Using with Graph Data Science

This chapter provides an information on using the Neo4j Connector for Apache Spark with Neo4j’s Graph Data Science Library.

Neo4j’s Graph Data Science (GDS) Library lets data scientists benefit from powerful graph algorithms. It provides unsupervised machine learning methods and heuristics that learn and describe the topology of your graph. The GDS Library includes hardened graph algorithms with enterprise features, like deterministic seeding for consistent results and reproducible machine learning workflows.

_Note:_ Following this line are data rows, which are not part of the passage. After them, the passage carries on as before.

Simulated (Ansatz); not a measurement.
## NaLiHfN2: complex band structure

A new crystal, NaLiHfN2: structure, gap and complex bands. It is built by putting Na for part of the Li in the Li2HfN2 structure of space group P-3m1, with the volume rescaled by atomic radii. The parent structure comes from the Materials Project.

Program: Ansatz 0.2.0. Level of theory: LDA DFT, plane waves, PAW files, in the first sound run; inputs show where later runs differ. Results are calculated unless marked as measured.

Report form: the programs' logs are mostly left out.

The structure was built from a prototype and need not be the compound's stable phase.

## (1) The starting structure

GDS Algorithms are bucketed into 5 "families":

  • Community detection which detects group clusters and partition options

  • Centrality which helps compute the importance of a node in a graph

  • Heuristic Link Prediction which estimates the liklihood of nodes forming a relationship

  • Similarity which evaluates how alike 2 nodes are

  • Pathfinding & Search which finds optimal paths, evalutes route availability, and so on.

GDS Operates via Cypher

All of the functionality of GDS is used by issuing cypher queries. As such, it is easily accessible via Spark, because the Neo4j Connector for Apache Spark can issue Cypher queries and read their results back. This combination means that you can use Neo4j & GDS as a graph co-processor in an existing ML workflow that you may implement in Apache Spark.

Example

In the sample Zeppelin Notebook repository, there is a GDS example that can be run against a Neo4j Sandbox, showing how to use the two together.

Create a Virtual Graph in GDS Using Spark

This is very simple, straightforward code; it just constructs the right Cypher statement to create a virtual graph in GDS, and returns the results.

%pyspark
query = """
    CALL gds.graph.create('got-interactions', 'Person', {
      INTERACTS: {
        orientation: 'UNDIRECTED'
      }
    })
    YIELD graphName, nodeCount, relationshipCount, createMillis
    RETURN graphName, nodeCount, relationshipCount, createMillis
"""

df = spark.read.format("org.neo4j.spark.DataSource") \
    .option("url", host) \
    .option("authentication.type", "basic") \
    .option("authentication.basic.username", user) \
    .option("authentication.basic.password", password) \
    .option("query", query) \
    .option("partitions", "1") \
    .load()
If you get a "Graph Already Exists" error, take a look at this FAQ.
Ensure partitions is set to 1. You do not want to execute this query in parallel, only once.
When you use stored procedures, you must include a RETURN clause

Run a GDS Analysis and Stream the Results Back

To run an analysis, the result is just another Cypher query, executed as a spark read from Neo4j.

%pyspark

query = """
    CALL gds.pageRank.stream('got-interactions')
    YIELD nodeId, score
    RETURN gds.util.asNode(nodeId).name AS name, score
"""

df = spark.read.format("org.neo4j.spark.DataSource") \
    .option("url", host) \
    .option("authentication.type", "basic") \
    .option("authentication.basic.username", user) \
    .option("authentication.basic.password", password) \
    .option("query", query) \
    .option("partitions", "1") \
    .load()

df.show()
Ensure partitions is set to 1. The algorithm should only be executed once.

Streaming versus Persisting GDS Results

When running GDS algorithms the library gives you the choice of either streaming the results of the algorithm back the caller, or mutating the underlying graph. Using GDS together with spark provides an additional option of transforming or otherwise using a GDS result. Ultimately, either modality will work with the Neo4j Connector for Apache Spark, and it is left up to your option what’s best for your use case.

If you have an architecture where the GDS algorithm is being run on a read replica or separate stand-alone instance, it may be convenient to stream the results back (as you cannot write them to a read replica), and then use the connector’s write functionality to take that stream of results and write them back to a different Neo4j connection, i.e. to a regular causal cluster.